Those obits are among the 800 to 1,000 that Woods has compiled in a 398-page hardback, “Obituaries from the Saco Independent, Saco, Montana, 1912-1975.” He produced several copies of the book and recently gave one to the Phillips County Museum in Malta, west of Saco, for reference. The museum is free to reproduce all or part of the book for anyone interested, and keep whatever money might be collected, he said.

Woods, who taught Spanish at Trinity University in Texas and retired to Chicago, requested the Montana Historical Society Library loan newspaper microfilms to Chicago’s Harold Washington Library. There he spent hours reading old editions of The Saco Independent, a newspaper that no longer exists, and made copies of the material he wanted.

“I love obituaries — they give you a lot of the culture” of a place, Woods said.

He spent about a year on the project, pulling together obits that reveal the rigors of homesteading on the northern Montana plains, and the toll when many miles separate members of a family. In one, long distances or big responsibilities apparently left four sons unable to attend their father’s funeral.

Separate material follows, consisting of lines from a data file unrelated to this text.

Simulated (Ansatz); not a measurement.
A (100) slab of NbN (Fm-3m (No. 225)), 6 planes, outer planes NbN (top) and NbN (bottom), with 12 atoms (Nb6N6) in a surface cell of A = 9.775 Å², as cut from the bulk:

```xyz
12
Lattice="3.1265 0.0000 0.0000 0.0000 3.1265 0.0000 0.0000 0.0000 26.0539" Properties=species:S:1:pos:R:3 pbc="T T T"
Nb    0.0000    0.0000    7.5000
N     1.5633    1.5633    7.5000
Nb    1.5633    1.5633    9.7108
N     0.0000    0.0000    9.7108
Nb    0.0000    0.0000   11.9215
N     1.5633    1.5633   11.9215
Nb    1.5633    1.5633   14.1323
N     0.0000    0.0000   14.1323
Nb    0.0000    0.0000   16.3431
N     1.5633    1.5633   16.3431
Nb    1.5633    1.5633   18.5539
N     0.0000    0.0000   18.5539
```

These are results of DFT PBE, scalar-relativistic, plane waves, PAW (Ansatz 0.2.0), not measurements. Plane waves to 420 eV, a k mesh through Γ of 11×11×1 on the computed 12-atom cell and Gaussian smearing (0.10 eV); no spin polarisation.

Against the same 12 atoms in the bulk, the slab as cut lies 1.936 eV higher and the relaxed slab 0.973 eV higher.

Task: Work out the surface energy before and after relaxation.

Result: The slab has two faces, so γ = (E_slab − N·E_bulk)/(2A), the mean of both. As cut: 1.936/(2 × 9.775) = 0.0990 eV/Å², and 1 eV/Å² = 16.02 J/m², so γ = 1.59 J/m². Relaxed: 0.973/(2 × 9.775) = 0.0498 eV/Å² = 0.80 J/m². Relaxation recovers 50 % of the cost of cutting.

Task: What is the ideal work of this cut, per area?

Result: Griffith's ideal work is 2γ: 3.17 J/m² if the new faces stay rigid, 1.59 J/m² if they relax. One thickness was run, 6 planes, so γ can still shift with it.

Woods appreciates obituaries in major newspapers such as The New York Times, obits in which “you are indeed evaluated — ‘not all of his plays were great'” — but he also enjoys small newspapers’ write-ups that often put a patina, warranted or not, on the life of the deceased. Readers are smart enough to not necessarily buy the “everyone loved him” line, said Woods, who finds these obits provide a snapshot of a person’s life. “You married ‘X’ and you had five children and all but one showed up for the funeral,” he said. “Nobody was ever turned down at your ranch; anybody who ever came hungry got something to eat.”

Among The Saco Independent obituaries, those vividly in his mind include that of George Whitcomb, the World War I hero killed in Helena. The obit reported that a restaurant proprietor who witnessed his shooting disputed the police claim of self-defense. A coroner’s jury exonerated the officer of any wrongdoing, however.

The college degrees held by Woods, 74, include one in librarianship.

“I had an idea of how to put a reference book together,” he said by telephone last week from Chicago, where he lives a short walk from the Loop. “Whether I did the best job possible, I don’t know. It (the book) exists now, and it didn’t exist before.”

Phillips County Museum Curator Sharon Emond finds the book of obituaries an excellent resource for people who use the museum for genealogical research.

“A lot of people come looking for where their grandparents homesteaded,” Emond said.

Woods, the son of grain farmers, was 25 when he left Saco permanently. But Saco never really left him.

“Where you spent your first 20 or 25 years is what made you,” he said.

“Whenever I’m critical of something — bad service in a restaurant — I say, ‘You can get away with that in Chicago, but never in Saco.’ It set a standard that very few people can meet.”

Now Woods is writing essays about northern Montana’s rolling country crossed by the railroad tracks on which BNSF transports freight and Amtrak’s Chicago-Seattle train transports people. His writings include a look at how the Works Progress Administration, the government’s 1930s relief program, influenced the arts on the state’s northern tier.